GRABOVE, Ukraine -- Ukraine on Saturday accused pro-Russian insurgents of destroying evidence at the crash site of a Malaysian jet whose downing in the rebel-held east has drawn global condemnation of the Kremlin.

Outraged world leaders have demanded Russia's full cooperation with what is quickly becoming a monumentally challenging probe into the shooting down of a Kuala Lumpur-bound flight from Amsterdam with 298 people from nearly a dozen countries on board.

Malaysia's transport minister also expressed alarm over “indications that vital evidence has not been preserved in place” by militias guarding the scene of the worst carnage since the crisis in Ukraine first turned deadly at the start of the year.

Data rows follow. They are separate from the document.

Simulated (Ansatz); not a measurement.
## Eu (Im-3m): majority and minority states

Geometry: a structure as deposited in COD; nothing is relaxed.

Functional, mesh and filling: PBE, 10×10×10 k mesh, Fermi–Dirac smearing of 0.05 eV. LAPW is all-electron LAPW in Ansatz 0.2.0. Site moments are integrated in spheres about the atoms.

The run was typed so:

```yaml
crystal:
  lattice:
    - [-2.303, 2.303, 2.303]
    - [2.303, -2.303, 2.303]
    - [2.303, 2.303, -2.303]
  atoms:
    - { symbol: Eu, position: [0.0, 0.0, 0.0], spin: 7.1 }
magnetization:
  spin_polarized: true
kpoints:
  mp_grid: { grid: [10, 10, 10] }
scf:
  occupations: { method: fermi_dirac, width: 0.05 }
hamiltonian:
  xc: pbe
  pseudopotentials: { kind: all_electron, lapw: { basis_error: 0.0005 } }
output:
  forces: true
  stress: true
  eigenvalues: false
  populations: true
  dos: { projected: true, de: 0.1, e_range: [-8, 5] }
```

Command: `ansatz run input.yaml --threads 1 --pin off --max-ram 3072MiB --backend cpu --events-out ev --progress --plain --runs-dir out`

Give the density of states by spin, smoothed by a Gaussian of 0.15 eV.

Rebels backed up by muscular diplomatic support from the Kremlin have shown few signs of being ready to cooperate with an investigation that could potentially blame them for attacking the Boeing 777 jet.

A team of nearly 30 international monitors who returned to inspect the wreckage were met with Kalashnikov-wielding militias who gave them access to only the outskirts of the field — its swaying sunflowers hiding dismembered remains of charred and decomposing bodies of victims whose lives were cut short on Thursday.

The grisly site has turned into the epicenter of the Cold War-style standoff between the West and Moscow over the future over the war-scarred former Soviet state.

The Ukrainian government issued a furious statement declaring that the “terrorists with the support of Russia are trying to destroy proof of this international crime.”

Kiev accused militia fighters of refusing to hand over “black box” data recorders and inexplicably moving 38 bodies to a morgue in the insurgent-controlled city of Donetsk.

Rebel leader Oleksandr Borodai told reporters that militias had never recovered the data recorders and denied tampering with any evidence.

But he also dismissed an earlier announcement by Kiev of the two sides having agreed to set up a 20-kilometer buffer zone around the expansive site where remains of flight MH17 hit the ground.

“That has not been an issue,” Borodai said.

His comments came only minutes before Berlin announced that German Chancellor Angela Merkel and Russian President Vladimir Putin had issued a joint call for an independent commission to have immediate access to the site.

Putin and Merkel “agreed that an international, independent commission under the direction of ICAO (the United Nations' International Civil Aviation Organization) should quickly have access ... to shed light on the circumstances of the crash and move the victims,” the German government said.

The diplomatic wrangling was accompanied by uninterrupted fighting across Ukraine's eastern rustbelt — a Russia-speaking region of seven million people who largely view the more nationalistic west of the splintered country with mistrust.

Ukrainian forces reported taking full control of the main airport of the rebel stronghold of Lugansk — like Donetsk the capital of its own “People's Republic” — and launching all-out offensives against two nearby towns.

Government troops said they had also established full control of Donetsk airport for the first time since it was seized at the end of May in a bloody raid that saw militias lose more than 40 fighters — most of them Russian nationals.

Kiev said the latest clashes killed five soldiers and wounded another 20.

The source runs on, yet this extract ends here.